How does the author get from
$u = e^tSe - \lambda(e^te-1)$
to
$\frac{\partial u}{\partial x} = 2Se - 2\lambda e$
?
I understand that there's the chain-rule being applied, but I don't know how I get from
$ \frac{\partial{e^t}}{\partial e} Se + e^t\frac{\partial Se}{\partial e} $
to
$2Se$
?
Source: Pattern Classification from Duda, Hart & Stork p.116
In matrix calculus, the chain rule is not your friend. Working with differentials is much less error-prone.
Because a quantity and its differential (e.g. $Y$ and $dY$) have the same tensorial character, they can be treated (mathematically) exactly the same way.

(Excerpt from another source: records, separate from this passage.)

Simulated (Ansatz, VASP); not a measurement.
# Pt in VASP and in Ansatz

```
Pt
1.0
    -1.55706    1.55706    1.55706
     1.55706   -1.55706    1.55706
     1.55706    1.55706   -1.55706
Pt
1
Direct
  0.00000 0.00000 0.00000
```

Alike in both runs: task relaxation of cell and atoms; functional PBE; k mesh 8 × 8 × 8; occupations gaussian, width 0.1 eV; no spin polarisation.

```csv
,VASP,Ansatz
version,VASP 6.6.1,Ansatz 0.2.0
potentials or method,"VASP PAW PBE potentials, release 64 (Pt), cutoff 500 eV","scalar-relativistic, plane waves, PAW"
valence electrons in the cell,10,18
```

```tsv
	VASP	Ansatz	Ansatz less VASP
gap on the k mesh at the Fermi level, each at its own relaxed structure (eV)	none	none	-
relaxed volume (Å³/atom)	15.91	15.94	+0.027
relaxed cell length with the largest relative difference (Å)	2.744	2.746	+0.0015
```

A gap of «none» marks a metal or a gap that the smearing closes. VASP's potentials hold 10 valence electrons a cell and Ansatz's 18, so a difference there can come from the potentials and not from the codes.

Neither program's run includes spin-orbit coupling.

However a gradient, e.g. $\frac{\partial Y}{\partial X}$, has a completely different character. In most cases, it is a higher-order tensor, which is difficult to calculate. And once calculated, it can be difficult to work with algebraically, e.g. when should it be transposed, how should it be multiplied, etc.
So find the differential of your function $$\eqalign{ u &= e^TSe -\lambda(e^Te-1) \cr\cr du &= de^TSe+e^TSde -\lambda(de^Te+e^Tde) \cr &= e^TS^Tde+e^TSde -\lambda(e^Tde+e^Tde) \cr &= (e^TS^T+e^TS - 2\lambda e^T)\,de \cr &= (Se+S^Te - 2\lambda e)^T\,de \cr \cr }$$ The gradient $\Big(g=\frac{\partial u}{\partial e}\Big)$ is the vector which satisfies $$du=g^Tde$$ Therefore $$\eqalign{ g &= Se+S^Te - 2\lambda e \cr &= 2Se - 2\lambda e \cr }$$ The last step is allowed because $S$ is symmetric -- which the authors should have mentioned at some point.